Sons & Daughters To The Rescue

When Is It Time For Financial Intervention, Mom and Dad?

When does it make sense to search for a planner for your parents? In Jennifer Openshaw’s opinion, right now. It doesn’t matter what age or stage they’re at. Problem is, the majority of Americans wait until a crisis or retirement hovers over them to take action.

You can always use a triggering event to broach the topic, such as:

  • A divorce

  • An illness, even a short-term one. “What if this had been more serious?”

  • Loss of income, even if minor. “What if [the primary breadwinner] lost his job?”

  • A refinancing or a new loan. “Why did you need to refinance? Are you having some financial pressures?”

  • Unpaid credit cards, other bills - a sign of trouble

Openshaw believes the keys to success in making this happen are:

1.) Remove yourself from the process. Don’t assume that just because you’ve been down the financial-planning road or invested your money yourself that you’re the one to handle it for your parents.

2.) Bring in an independent, fee-only adviser. Most advisers will only talk to you if you have $500,000 or $1 million in assets. That is, unless they sell commission-based products. Opt for an adviser geographically close to your parents, and one who is truly objective - meaning, they’ll charge by the hour, as high as $400 depending on where you live.

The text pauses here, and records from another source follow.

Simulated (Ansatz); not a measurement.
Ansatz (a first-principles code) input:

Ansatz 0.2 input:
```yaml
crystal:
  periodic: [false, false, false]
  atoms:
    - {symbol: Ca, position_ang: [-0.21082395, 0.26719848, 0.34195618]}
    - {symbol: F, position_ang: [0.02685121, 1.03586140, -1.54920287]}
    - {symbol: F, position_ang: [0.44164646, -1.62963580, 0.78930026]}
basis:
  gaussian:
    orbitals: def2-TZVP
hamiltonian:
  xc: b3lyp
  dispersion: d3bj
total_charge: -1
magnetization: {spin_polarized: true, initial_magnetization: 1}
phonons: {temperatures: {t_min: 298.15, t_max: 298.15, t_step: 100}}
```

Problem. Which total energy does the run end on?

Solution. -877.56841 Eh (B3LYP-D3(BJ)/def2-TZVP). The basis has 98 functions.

As part of her search, Openshaw developed a mini-RFP (request for proposal) that outlined my requirements (location, experience, references) and her needs. Those needs might include any of the following:

  • Cash-flow (budgeting)

  • Retirement planning

  • Investments

  • Insurance (life, but maybe long-term, too)

  • Taxes

3.) Give them a say in the decision. Don’t forget to allow your parents the opportunity to meet and give the “go-ahead” with your planner.